London has hundreds of first-rate restaurants that offer set lunch menus at enticing prices. Anyone who lives in the capital puts up with noise, traffic, crowds, high prices — but a glittering array of restaurants is one reason to stay amid the hurly-burly. Almost all restaurants make their real profits during the evening trade, which, in effect, subsidises the lunch service, so the midday meal can be a bargain.
Many modern managers spend their lunchtimes at the gym, preferring healthy calorie-burning exercise to the dangers and delights of a cooked meal. Good for them. I think they are missing a vital opportunity to be genuinely social, and to take advantage of one of life’s greatest pleasures — delicious food with interesting companions. Moreover, taking someone out to lunch is a way to discover a bit about their hinterland, or perhaps a step towards closing a big sale, or doing an important deal.

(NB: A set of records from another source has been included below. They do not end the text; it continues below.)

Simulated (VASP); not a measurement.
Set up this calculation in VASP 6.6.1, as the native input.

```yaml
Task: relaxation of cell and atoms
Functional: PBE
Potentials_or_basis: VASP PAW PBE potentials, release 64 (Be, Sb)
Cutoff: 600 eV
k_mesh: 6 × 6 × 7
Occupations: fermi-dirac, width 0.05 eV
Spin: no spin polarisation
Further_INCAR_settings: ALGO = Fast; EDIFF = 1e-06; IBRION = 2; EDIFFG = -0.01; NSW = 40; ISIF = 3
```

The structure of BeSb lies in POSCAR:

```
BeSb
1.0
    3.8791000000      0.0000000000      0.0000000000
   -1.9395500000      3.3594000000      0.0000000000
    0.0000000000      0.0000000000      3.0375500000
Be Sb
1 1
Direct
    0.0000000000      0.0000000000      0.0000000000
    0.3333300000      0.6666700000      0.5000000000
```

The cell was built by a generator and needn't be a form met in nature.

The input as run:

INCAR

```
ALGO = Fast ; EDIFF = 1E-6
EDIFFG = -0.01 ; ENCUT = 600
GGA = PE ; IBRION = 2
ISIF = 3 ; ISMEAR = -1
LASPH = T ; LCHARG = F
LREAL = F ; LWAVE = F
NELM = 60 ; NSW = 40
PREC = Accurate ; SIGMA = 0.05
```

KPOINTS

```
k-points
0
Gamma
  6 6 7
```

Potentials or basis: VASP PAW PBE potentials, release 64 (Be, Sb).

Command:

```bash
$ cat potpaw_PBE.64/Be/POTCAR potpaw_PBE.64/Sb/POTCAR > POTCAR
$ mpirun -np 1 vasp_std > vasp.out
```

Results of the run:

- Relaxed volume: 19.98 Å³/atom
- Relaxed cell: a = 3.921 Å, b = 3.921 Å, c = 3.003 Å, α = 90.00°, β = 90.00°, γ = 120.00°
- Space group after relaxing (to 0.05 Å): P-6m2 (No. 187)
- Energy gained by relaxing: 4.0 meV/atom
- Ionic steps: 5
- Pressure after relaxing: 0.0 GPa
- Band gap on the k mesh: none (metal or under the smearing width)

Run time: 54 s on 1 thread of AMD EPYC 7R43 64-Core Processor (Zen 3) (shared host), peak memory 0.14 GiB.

I recall a lunch at Pizza Express in Soho’s Dean Street in 1992 which ultimately enabled the takeover and successful float of that business — and that was the making of my career. Another extended lunch, in Edinburgh perhaps 20 years ago, led to me becoming co-owner of the largest group of venues at the city’s Festival Fringe.
Years ago I owned the most fabled lunch venue in Britain, The Ivy near Covent Garden. In a single room there used to gather an amazing concentration of media big-shots and showbiz stars, as well as politicians and tycoons. Now the rich, powerful and famous are scattered across many dozens of desirable restaurants: never again will there be one dominant place to have lunch, simply because there is so much choice.
Of course, eating out disrupts the flow of the working day, and it takes effort to book and travel to and from the chosen restaurant. Yet that is the point: an appointment for luncheon is a serious commitment. It should also be a highlight of the day, something to look forward to, a modest treat amid all the more tedious aspects of a working life, such as commuting and administration.
As Keith Waterhouse wrote, it feels a little like playing truant. A decent lunch can make the difference between a dull day and a congenial one.